China Creates Research Centre on WTO DSM

♠ Posted by Emmanuel in , at 5/13/2008 12:36:00 AM
If any country can be described as a lightning rod for trade complaints, China would be my choice, surpassing even the United States. Aside from being one of the world's three largest exporters, there are a handful of largely undisputed reasons why China is being continually embroiled in trade disputes: extensive use of statist policies, unprecedented currency intervention, weak intellectual property enforcement, and occasionally capricious attitudes to market access issues (at least by WTO rules). It should come as no surprise that China has been or is currently on the receiving end of ten matters which have been brought before the WTO's judicial body, the Dispute Settlement Mechanism (DS309, DS339, DS340, DS342, DS358, DS359, DS362, DS363, DS372, DS373) while it has only be a complainant in two (DS252, DS368).

Our favourite official publication, the People's Daily, now reports that China is creating a research body to look into the workings of the Dispute Settlement Mechanism (DSM). It's about time, I say. While I see it as being more of a defensive apparatus given China's oft-repeated status as a respondent to complaints, there may be some room for China to go on the offensive as well, although I can hardly see any more markets which Chin can pry open. Then again, I may be wrong. My suggestion to the Chines though would be to look into how to avoid being dragged into the DSM altogether as a more proactive way of defusing trade tensions:

A research center on World Trade Organization (WTO) dispute settlement mechanism was set up in Shanghai on Sunday, the first of its kind in the country. The China-WTO Dispute Settlement Mechanism Center (CWTODSMC) will offer suggestions and solutions to trade disputes for government and businesses, said Gong Baihua, deputy director of the center. The center was jointly founded by the Shanghai Institute of Foreign Trade and the Shanghai WTO Affairs Consultation Center, a non-governmental organization.
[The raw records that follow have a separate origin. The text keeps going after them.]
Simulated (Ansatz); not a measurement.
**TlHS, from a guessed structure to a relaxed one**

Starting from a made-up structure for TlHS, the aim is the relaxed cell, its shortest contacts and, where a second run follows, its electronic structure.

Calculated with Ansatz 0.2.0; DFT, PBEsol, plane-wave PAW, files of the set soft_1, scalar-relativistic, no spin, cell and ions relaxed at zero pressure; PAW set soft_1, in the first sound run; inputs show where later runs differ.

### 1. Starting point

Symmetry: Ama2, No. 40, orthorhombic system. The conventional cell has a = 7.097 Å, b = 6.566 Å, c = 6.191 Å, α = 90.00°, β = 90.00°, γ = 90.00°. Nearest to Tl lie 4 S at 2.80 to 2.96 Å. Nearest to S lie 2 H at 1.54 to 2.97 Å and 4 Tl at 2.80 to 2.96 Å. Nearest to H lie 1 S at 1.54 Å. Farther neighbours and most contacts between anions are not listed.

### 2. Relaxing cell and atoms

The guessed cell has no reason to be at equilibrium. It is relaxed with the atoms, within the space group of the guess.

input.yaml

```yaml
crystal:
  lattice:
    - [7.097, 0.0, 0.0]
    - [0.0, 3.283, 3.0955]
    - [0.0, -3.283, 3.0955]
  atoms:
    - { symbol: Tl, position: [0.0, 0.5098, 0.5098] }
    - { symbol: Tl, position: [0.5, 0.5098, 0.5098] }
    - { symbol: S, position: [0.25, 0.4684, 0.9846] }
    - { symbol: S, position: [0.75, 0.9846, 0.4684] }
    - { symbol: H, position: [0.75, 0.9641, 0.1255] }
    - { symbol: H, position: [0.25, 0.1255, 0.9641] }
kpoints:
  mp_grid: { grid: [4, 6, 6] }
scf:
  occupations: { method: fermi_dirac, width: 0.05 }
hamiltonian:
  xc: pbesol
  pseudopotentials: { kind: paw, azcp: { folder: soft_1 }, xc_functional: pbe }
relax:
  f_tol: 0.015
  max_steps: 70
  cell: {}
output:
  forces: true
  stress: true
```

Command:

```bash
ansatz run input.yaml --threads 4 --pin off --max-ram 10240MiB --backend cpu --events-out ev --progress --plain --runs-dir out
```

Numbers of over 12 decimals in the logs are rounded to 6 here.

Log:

"Such a research institute will help Chinese government and businesses further familiarize themselves with WTO rules and learn how to resolve disputes using the dispute settlement mechanism," said Zhang Yuejiao, one of the five counselors for the center. In November last year, Zhang was appointed by the WTO Dispute Settlement Body (DSB) as a member of the seven-person Appellate Body, which issues final rulings in trade disputes. She is the first Chinese judge on WTO's highest court. China has been facing a number of trade disputes in the past seven years after the country joined WTO.

BTW: There is an interesting political economy side story involving the selection of Zhang Yuejiao of the PRC as one of the DSM's appellate body members. Taiwan initially made a move to block this appointment, but things were eventually papered over between these countries which perennially joust at international organizations.